Does a Startup Need Audit?
Who hasn’t heard the phrase “startup”? Surely, many individuals are familiar with that term. A startup is a freshly formed company that is looking for a repeatable and scalable business plan. A startup is established with the purpose of delivering a new product or service in the presence of uncertainties. So, in these uncertain conditions, does a startup require an audit?
There are some circumstances that would lead a startup company to conduct audits. An audit of a startup company is required when an equity investor asks one, which usually occurs in conjunction with a fundraising round. An equity investor may request complete disclosure of the financial records from a third-party expert. An audit of a startup company is needed when the company is asking for a bank loan or credit line. Not every bank will insist on a financial audit of the company. However, many businesses of a certain size do require them. An audit is also recommended for every firm preparing to sell their firm. Almost all potential buyers will want one, since they want to make sure the stated results are in accordance with GAAP. Financial accounts that have been audited for two to three years may aid to raise the sale price. An audit of a startup company is necessary if it is planning an initial public offering and is preparing to sell stock to the general public. Before going public, the company will need three years of audited financial statements. Finally, if the board of directors intends to ensure that the financial statements are proper and that the company has met its financial objectives, an audit is also required.
In order to have an audit, a startup company must prepare the financial reports and the supporting documents linked to the business’ financial activities. All of the records must be current and correct. A startup company must ensure that its documentation is clear, well-organized, and accessible to use. This will make the audit process go more quickly and efficiently. If a startup company has previously adhered to GAAP accounting rules, the audit process does not necessitate additional time to restate the financials in order to assess the company's financials against a common set of standards. The most critical part of audit preparation is maintaining comprehensive financial records for all transactions, including those that have no impact on cash flow or the balance sheet.

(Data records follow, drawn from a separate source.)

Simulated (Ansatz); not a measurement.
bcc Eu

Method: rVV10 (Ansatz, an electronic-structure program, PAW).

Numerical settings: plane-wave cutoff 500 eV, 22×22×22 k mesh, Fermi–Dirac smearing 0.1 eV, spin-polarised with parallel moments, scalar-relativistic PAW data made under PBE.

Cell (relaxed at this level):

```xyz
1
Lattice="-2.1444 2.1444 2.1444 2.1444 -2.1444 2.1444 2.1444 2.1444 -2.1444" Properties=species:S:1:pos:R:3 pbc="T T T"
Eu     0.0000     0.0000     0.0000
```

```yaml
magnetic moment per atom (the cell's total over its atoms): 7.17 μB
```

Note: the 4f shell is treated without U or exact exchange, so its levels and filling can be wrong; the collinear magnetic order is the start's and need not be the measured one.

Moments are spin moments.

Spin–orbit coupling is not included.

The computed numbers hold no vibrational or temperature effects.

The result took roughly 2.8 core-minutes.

An audit at a startup company provides a number of benefits, especially in the long run. An audit allows companies to analyze their financial accounts in a practical and efficient manner. A start-up company's founder can also guarantee that the company follows accounting rules. Because many businesses are run by entrepreneurs who are inexperienced with the accounting processes and procedures required to produce appropriate financial reports, a company that already follows accounting standards can provide investors with peace of mind. Audits also assist the company in avoiding litigation or charges of fraud and negligence.
Whether or not an audit is needed in a startup, it depends on the circumstances of each company. If a startup wants to begin the audit process, there are two most important things to keep in mind, preparation and communication. Every founder must be mindful of the best decision for his or her company. However, the existence of an audit will provide the company with various advantages in the future.
Salamzadeh, Aidin and Kawamorita Kesim, Hiroko, (2015). Startup Companies: Life Cycle and Challenges. Proceedings of the 4th International Conference on Employment, Education and Entrepreneurship (EEE), Belgrade, Serbia.